Short notes about Burlesque – Literary Terms

burlesque, burlesque definition, short notes on burlesque, burlesque meaning,what is burlesque



Burlesque – Literary Terms

Burlesque:

In general, any kind of satiric imitation. Used more precisely, the term burlesque usually refers to a theater piece, poem, or work of FICTION that spoofs a literary or theatrical GENRE, often poking fun at customs, institutions, and personages in the process. Geoffrey Chaucer's "Tale of Sir Topaz” and Miguel de Cervantes' Don Quixote are burlesques of the CHIVALRIC ROMANCE. John Gay's The Beggar's Opera spoofs eighteenth-century Italian opera. One of the most famous burlesques is the rustics’ performance of the TRAGEDY of “Pyramus and Thisbe" in William Shakespeare's A Midsummer Night's Dream, and another is Charles Dickens' takeoff on amateur productions of Shakespeare in Nicholas Nickleby.

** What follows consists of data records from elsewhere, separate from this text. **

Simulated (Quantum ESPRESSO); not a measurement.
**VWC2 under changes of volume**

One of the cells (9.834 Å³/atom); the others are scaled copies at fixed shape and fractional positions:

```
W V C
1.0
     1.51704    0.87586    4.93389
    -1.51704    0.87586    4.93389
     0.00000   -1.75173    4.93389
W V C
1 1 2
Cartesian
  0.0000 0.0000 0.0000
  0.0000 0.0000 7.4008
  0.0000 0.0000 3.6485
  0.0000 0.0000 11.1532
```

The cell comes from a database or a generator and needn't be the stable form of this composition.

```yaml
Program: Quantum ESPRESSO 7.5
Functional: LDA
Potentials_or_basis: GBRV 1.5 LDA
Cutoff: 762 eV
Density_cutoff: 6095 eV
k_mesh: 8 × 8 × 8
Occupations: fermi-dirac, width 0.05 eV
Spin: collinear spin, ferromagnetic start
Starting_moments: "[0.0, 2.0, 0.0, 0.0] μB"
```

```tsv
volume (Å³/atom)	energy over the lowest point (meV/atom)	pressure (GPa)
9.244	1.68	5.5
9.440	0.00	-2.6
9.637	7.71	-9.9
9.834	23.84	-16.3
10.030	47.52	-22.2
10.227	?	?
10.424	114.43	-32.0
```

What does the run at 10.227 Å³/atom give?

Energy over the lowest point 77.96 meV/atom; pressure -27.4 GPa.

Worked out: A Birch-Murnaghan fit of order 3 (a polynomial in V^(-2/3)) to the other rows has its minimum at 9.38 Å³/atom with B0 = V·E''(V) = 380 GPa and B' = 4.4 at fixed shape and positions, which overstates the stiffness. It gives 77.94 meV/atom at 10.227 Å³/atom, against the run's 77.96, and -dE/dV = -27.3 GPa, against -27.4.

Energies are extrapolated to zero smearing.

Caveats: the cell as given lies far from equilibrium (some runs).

The most important characteristic of burlesque is the discrepancy between its STYLE and its content. High burlesque presents trivial content in an ironically lofty style, often as a MOCK EPIC. In Alexander Pope's Rape of the Lock, for example, the stealing of a lock of a young woman's hair is presented as an event of epic proportions and consequences. Low burlesque treats serious content lightly or even grotesquely. “Springtime for Hitler," the musical comedy being planned in Mel Brooks's film The Producers is an example of low burlesque, also known, when it is GROTESQUE enough, as a travesty.

PARODY differs from burlesque by being a satiric imitation of an author's style or of the style of an individual work, rather than of a genre. CARICATURE IS DESCRIPTION of CHARACTER that exaggerates traits of appearance or personality for comic effect.

See CARICATURE, MOCK EPIC, PARODY, SATIRE.